Cooling
Rocket chambers will, not surprisingly, get very hot, and ways have to be found to stop them getting too hot. One method is to use film cooling. At the top of the chamber is an injector, where the fuel and oxidant enter the chamber, and it usually resembles a shower head. It is designed so that the fuel and oxidant can mix and burn as quickly as possible. In film cooling, the injector feeds in only fuel at the very edge of the chamber, so that the sides of the chamber wall will be in contact with relatively cool unburnt gas. This usually means a slightly reduced efficiency, as the motor is running fuel rich. The next and most obvious method is to use the incoming fuel to cool the chamber walls before being injected into the chamber. This is called regenerative cooling. One way to do this is to have a double walled chamber, with the fuel flowing between the two walls. This tends to be rather heavy – the pressure in the chamber is obviously quite high, and so the walls need to be robust. This is illustrated in the de Havilland Spectre motor shown in Figure 6.
A refinement on this method was to make a chamber of thin nickel tubes brazed together. Reinforcing bands were usually attached around the tubes, but overall, the construction was much lighter. This technique was first used in the RZ 2 motor for Blue Streak and the chambers of the Stentor motor for the Blue Steel missile. Fuel or oxidant then flows through the tubes to cool the chamber.
Sometimes the expansion cone for upper stages is left as plain metal, and this is sometimes referred to as ‘radiation cooling’ – in other words, the metal is left to glow red hot and literally radiates its heat away into the vacuum of space.

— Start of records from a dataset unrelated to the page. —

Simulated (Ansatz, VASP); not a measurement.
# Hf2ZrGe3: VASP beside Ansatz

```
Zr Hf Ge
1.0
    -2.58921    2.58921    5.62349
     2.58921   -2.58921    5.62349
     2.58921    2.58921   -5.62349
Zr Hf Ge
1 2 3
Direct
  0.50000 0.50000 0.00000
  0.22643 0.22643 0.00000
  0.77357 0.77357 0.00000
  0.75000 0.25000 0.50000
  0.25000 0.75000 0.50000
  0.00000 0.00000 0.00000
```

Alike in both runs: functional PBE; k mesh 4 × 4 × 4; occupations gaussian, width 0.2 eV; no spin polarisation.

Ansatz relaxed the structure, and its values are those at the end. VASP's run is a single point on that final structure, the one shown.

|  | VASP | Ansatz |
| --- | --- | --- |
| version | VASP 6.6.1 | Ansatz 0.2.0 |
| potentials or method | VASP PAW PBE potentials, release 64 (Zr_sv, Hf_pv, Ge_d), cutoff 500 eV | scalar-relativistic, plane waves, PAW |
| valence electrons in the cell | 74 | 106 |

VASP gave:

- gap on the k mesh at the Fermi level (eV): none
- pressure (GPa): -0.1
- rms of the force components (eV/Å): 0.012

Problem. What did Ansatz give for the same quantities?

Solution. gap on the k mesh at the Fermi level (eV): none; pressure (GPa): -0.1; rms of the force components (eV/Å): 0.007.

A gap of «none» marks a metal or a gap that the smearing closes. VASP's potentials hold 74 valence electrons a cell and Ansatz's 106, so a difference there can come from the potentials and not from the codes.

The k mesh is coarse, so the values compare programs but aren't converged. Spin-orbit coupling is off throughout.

Figure 5. A double walled chamber. In this de Havilland Spectre motor, HTP is used as the coolant. |
Figure 6. A sectioned example of a liquid hydrogen chamber made at RPE. It has been fabricated from a series of nickel tubes pressed into shape and brazed together. Fuel would flow through the tubes as a coolant. |
Lubbock and his co-workers at the Fuel Oil Technical Laboratory in Fulham, London, were the first in the UK to work on liquid fuelled rocket motors. Their first design, called Lizzie, was fuelled by LOX (liquid oxygen) and petrol. It was a very simple device: the propellants were forced into the combustion chamber using high pressure nitrogen, so no pumps and other ancillary equipment were needed. It was intended for rocket assisted take-off in aircraft such as the Wellington. In 1946 it was the first liquid fuelled rocket motor to be test fired at the RPD Westcott, and was eventually developed to give thrusts of up to 2000 lb.
Lizzie was used to power the Liquid Oxygen Petrol/
Guided Aerial Projectile, or LOP/GAP, which was an
early test vehicle, fired from
Aberporth in Wales, and later, the Rocket Test Vehicle 1 or RTV-1. Problems cooling the engine led to a change of fuel to a methanol/water mixture. As a consequence of work with Lizzie, it was realised that hydrocarbons did not act as good coolants for rocket engines, and that their flame temperatures are also relatively high, exacerbating the cooling problem. Kerosene was not considered again for rocket motors in Britain for some years.